My name is Paula Marshall Wright Archer.  I have been baptized for 48 years.

My conversion is on-going, but it started with my aunt and uncle taking the missionary lessons in the mid’60’s.  They decided not to finish with the lessons, and told horror stories to the family about what they had learned.  That was my introduction to the fact that there WAS a Church of Jesus Christ of Latter-Day Saints.

I was an only child with a mother who worked hard and long hours.  She was tired when she got home and fell asleep after dinner.  I played board games by myself and watched television – and read the Bible.  Really.  I loved the stories.  I KNEW I had a Father in Heaven who loved me.  I KNEW it.  I didn’t have one ON Earth; somehow I was given the sure knowledge that I did have one in Heaven.  I talked to Him all the time.

My father had abandoned my mother and I before I was 2 years old.  She never remarried and I was raised by her, her parents, with support from her sister and her family.  Our extended family was an active one, and a religious one.  By the time I was a teenager, I had been solidly brought up in the Methodist church – with the expectation of the same behavior standard the LDS church professed.  You shouldn’t drink, or smoke.  They taught that we should be seeking after the same things I later read in the 13th Article of Faith.  Weekly Church attendance was mandatory, as was summer bible Camp.  I had a solid foundation of faith.

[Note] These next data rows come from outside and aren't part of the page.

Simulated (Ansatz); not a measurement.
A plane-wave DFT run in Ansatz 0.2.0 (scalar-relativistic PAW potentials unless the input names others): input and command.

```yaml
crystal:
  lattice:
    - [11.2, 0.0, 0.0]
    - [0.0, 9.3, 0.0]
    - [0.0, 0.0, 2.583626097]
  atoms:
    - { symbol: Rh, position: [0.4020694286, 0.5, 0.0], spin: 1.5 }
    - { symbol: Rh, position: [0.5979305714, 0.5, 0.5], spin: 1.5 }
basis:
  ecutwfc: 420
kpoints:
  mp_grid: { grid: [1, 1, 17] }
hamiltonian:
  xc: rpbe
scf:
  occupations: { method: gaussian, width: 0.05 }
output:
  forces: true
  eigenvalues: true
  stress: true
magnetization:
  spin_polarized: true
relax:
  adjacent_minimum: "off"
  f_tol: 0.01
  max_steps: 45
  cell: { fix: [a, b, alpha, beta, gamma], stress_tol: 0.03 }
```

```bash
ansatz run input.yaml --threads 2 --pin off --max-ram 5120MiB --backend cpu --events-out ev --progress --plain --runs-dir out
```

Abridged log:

When I was in high school, things started to change.  My mother started dating a man who wasn’t religious.  My aunt and uncle stopped going to their church.  We had moved further away from my grandparents.  Mom started sleeping in on Sundays because she had been out late the night before.  She started drinking with her boyfriend.  I started getting up Sunday mornings and walking to church by myself.  It was only a couple of blocks away and I’d been going there for years.

I started not being satisfied with the answers I was given to my questions about the scriptures.  One of my teachers went so far as to say that the Bible was just a bunch of stories and you couldn’t believe everything you read.  We had a “creed” of faith that we read from the back of our Hymnbook, or Bible once a month.  It never made sense to me and no one could explain it to me.  I watch my friends present one face on Sunday and have different behavior at school during the week.  My mom would say that I should be more “Susie,” referring to girl I had grown up with.  I told her that if she knew the “Susie” I knew, she would NOT want me to be more like that!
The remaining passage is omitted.